Mind you, Meyer observes that “To its supporters, mimicking a large volcanic eruption is an ethical necessity, a way to soften the blow of climate change. ‘Perhaps the best reason to take cooling seriously is that benefits seem likely to go to the poorest countries,’ David Keith, a Harvard professor of applied physics, wrote in The New York Times last year. ‘Poor people tend to live in hot places.’”

Actually if you look at an atlas of world population, it would be more accurate to say that “people tend to live in hot places.” Per capita income is lower in many hot places for complex historical and prehistorical reasons, not least of which is the unfortunate 20th century embrace of Marxism in Africa and South America. Tropical Asia also used to be poor but when they chucked out the Marxists and embraced capitalism beginning in the 70s their economies soared, heat notwithstanding.

Meyer is alert to the CO2 of death downside to the plan, admitting that “geoengineering is far from a sure bet. To its critics, the technology runs the risk of re-creating some of the worst mass extinctions in the planet’s history, which have been the consequence of boosting both the atmosphere’s carbon-dioxide level and its sulfate level. We’re already pumping CO2 into the sky, they argue. Why are we so sure that adding sulfates won’t just backfire?” Just can’t look away from CO2, can they?

Well, yes, briefly. The piece then allows that “A new study hints that solar geoengineering is going to be even more complicated than its proponents realize: It could expose tens or even hundreds of millions of people to malaria every year. ‘There’s a lot of research on the potential of geoengineering to reduce hazards, like extreme heat and sea-level rise,’ Christopher Trisos, a co-author of the study and the director of the Climate Risk Lab at the University of Cape Town, in South Africa, told me. ‘But you can’t just assume that geoengineering universally reduces risks to people.’”

Once again, you can’t just assume that extreme heat and sea-level rise are already happening, or are about to if CO2 and temperature rise slightly, in a causal relationship or just in correlation. But you also can’t assume that it’s safe to kill crops. Or that you have any idea how an incredibly complex non-linear system will react to your blithely spritzing the stratosphere with Sun-Away. It’s incredibly arrogant to think we can just redo Mother Nature and get it right for sure. Can you even grow carrots in your own yard?
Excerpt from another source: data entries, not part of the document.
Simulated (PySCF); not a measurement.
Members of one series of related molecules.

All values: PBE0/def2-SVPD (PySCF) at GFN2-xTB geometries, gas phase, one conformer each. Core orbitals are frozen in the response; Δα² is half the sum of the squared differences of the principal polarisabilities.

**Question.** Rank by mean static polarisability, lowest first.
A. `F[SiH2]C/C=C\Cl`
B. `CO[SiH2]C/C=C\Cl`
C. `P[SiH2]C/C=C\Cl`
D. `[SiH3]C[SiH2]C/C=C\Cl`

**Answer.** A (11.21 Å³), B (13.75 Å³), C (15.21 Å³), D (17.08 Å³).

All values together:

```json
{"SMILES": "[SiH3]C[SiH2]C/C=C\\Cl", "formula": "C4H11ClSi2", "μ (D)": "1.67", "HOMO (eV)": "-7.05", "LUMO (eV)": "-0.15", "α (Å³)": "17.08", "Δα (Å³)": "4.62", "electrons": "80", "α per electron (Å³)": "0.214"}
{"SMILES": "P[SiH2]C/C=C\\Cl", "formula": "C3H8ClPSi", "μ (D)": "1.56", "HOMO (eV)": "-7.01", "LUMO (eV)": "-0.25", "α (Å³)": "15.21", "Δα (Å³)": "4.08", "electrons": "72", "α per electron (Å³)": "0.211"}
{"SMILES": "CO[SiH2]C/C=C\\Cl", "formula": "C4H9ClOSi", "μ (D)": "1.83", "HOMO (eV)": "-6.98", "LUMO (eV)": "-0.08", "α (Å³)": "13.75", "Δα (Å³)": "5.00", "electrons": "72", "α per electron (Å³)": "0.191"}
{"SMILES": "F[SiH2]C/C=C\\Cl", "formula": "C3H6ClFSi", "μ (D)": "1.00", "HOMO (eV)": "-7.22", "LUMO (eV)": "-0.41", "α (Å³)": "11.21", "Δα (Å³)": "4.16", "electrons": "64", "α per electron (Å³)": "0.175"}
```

Eventually Meyer concedes that it’s a bit tricky: “The trade-off between geoengineering and malaria emerges for two reasons. First, solar geoengineering doesn’t perfectly turn back the clock on Earth’s climate. Even if you add enough sulfate aerosols to perfectly counteract the amount of warming from carbon pollution, you’re still changing the climate’s physics, not restoring what once was. Many geoengineering simulations produce strange phenomena, such as ‘tropical overcooling,’ wherein land near the equator is cooler than you would expect, even while territory near the poles remains much hotter.” And since these are the same computer models that can’t predict known past warming, we say that the specific forecasts are rubbish but the warning that non-linear systems react in unpredictable ways is very valuable. Even sobering, if you have that kind of mind.

In which case you might even clue in that even if the problem is real, the solutions may be hard.

7 comments on “You can't just turn down the sun?”

  1. I presume that these.... climate experts have heard of an old problem called acid rain? How did we fix that problem? Oh, that's right we limited emission of sulphur compounds.

  2. Anyone moving forward with geoengineering plans need to be clear their life is on the line. If they tip us into disaster they will be tracked down and eliminated. What else do you do with people who might kill more than Hitler, Stalin and Mao times ten?
    William Wallace treatment prescribed here

  3. Social media and the ready availability of opinion from all corners of the planet, make me realise two things: speed and editorial competence do not necessarily go hand in hand. Back in the day, a reporter would have a brain fart or attempt to write about someone else who had, and his editor would tell him/ her to go away and have a little lie down. Now, the desperate attempt to generate clicks before your online competitors can do so, drives the rushed publication of dross and facile opinion, which a few minutes reflection lying on the sofa would tell you should be filed under "career ending credibility tosh", and never spoken of again in adult company.

  4. I am a tired, old, man. I went to high school in the late sixties, and uni from 72 - 76. I remember sitting in the barber chair while in HS, reading an issue of Popular Mechanics where the authors were discussing fighting global warming--yes, not climate change--by sending tanker ships across the world's oceans with poorly tuned diesel engines that would spew smoke particles into the atmosphere to help block the Sun, create a sort of "volcanic Winter." But by the time I got to uni my physical sciences book was already predicting the coming of another ice age. So much for global warming. Who pays these fools to write this stuff? 1st rule in crime solving is "follow the money." I bet you wold find a great many Marxist/Socialist government funded think tanks.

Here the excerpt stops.